Via Alon Levy’s great walkability and planning website, Pedestrian Observations, here’s a chart showing transit operating costs using two different payment models:
[Note: these data are from New York City commuter rail, e.g. the Long Island Railroad or LIRR and Metro-North, a NYC commuter rail line.]
Levy has a lot of information on how scheduling and staffing levels can affect costs. Here’s Levy’s key idea:
But whatever happens, the most important reform from the point of view of reducing marginal off-peak service provision costs is letting go of redundant train crew. Halving the variable operating costs is exactly what is required to convert the nearly empty off-peak trains from financial drains to an extra source of revenues, balancing low ridership with even lower expenses. This would of course compound with other operating efficiencies, limiting the losses of branch lines and turning the busier main line trains into profit centers. But nowhere else is there the possibility of cutting costs so much with one single policy change as with removing conductors and changing the fare enforcement system to proof-of-payment.
There’s been lots of conversation about enforcement on the Green Line. People ask things like “why aren’t there turnstyles?” or “why aren’t there more police checking tickets?”
Well, the answer lies in economics. In general, I think Twin Cities rail transit is pretty efficient!
Our LRT lines are pretty efficient (at least if we assume the Green Line is performing about as well as the Blue Line — I don’t think I’ve seen data released on that yet), though unfortunately our Northstar commuter line is way on the other end of the scale. I included a chart in this post that showed Northstar having an unusually high operating cost. This may be one reason why.
Commuter rail systems are often flawed by design, though — on Northstar, there would still need to be a crewmember to deploy a bridge plate or onboard lift to assist passengers in wheelchairs or other mobility problems, since the train isn’t designed for level boarding. Very frustrating that the freight companies don’t allow good platform designs to be used.

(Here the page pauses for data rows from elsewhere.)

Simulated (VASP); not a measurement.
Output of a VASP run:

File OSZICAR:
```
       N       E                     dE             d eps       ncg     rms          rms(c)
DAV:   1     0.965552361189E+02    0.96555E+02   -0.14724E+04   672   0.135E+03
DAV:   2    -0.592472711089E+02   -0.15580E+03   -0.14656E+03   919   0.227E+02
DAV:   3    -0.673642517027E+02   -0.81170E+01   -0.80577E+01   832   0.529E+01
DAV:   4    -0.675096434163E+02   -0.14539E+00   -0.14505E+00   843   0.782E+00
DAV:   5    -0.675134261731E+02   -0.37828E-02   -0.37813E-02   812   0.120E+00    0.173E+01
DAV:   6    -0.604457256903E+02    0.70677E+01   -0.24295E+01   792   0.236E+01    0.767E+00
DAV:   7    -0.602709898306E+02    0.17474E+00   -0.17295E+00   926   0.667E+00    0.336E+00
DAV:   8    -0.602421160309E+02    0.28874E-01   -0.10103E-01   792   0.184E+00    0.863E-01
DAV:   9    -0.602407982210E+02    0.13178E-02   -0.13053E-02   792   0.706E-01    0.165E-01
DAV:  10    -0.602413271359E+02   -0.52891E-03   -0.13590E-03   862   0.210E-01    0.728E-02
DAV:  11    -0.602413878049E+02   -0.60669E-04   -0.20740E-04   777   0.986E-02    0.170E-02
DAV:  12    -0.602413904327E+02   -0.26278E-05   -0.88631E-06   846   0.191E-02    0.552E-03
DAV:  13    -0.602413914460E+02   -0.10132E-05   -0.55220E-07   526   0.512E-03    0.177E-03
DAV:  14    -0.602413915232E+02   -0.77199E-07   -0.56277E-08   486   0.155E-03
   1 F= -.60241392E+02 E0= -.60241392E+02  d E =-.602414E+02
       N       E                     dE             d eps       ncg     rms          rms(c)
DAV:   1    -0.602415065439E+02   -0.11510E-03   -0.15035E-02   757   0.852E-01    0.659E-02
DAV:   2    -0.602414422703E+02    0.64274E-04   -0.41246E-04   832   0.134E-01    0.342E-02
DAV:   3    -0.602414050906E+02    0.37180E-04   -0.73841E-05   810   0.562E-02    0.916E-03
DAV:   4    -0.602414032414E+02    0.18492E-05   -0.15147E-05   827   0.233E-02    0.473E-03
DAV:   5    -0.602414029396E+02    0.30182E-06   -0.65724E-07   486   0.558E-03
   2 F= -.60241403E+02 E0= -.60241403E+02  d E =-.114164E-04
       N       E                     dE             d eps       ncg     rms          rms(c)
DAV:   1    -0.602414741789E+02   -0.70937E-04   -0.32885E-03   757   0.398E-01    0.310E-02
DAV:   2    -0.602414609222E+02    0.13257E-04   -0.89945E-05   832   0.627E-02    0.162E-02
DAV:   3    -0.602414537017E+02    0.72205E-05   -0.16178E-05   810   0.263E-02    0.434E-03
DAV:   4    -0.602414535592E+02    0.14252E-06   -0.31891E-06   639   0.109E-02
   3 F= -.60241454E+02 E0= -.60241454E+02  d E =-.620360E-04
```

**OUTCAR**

The other end of the operational spectrum is a system like Vancouver’s SkyTrain. Or other completely grade separated trains like the skytrain connecting JFK to Jamaica Station in New York….
With full grade separation comes automated operations. With automated operations comes significantly lower operational costs. With significantly lower operational costs comes 24 hour operations at frequent headways.
I could just kiss Vancouver’s public transit on the mouth. I was there with my family (me, wife, 5-year-old and 1-year-old), and the Canada Line subway comes every three minutes. We wanted to go to Lynn Canyon Park out past North Vancouver, and transit got us there in an hour (a one fare trip that included a train, a boat, a sushi stop and a bus).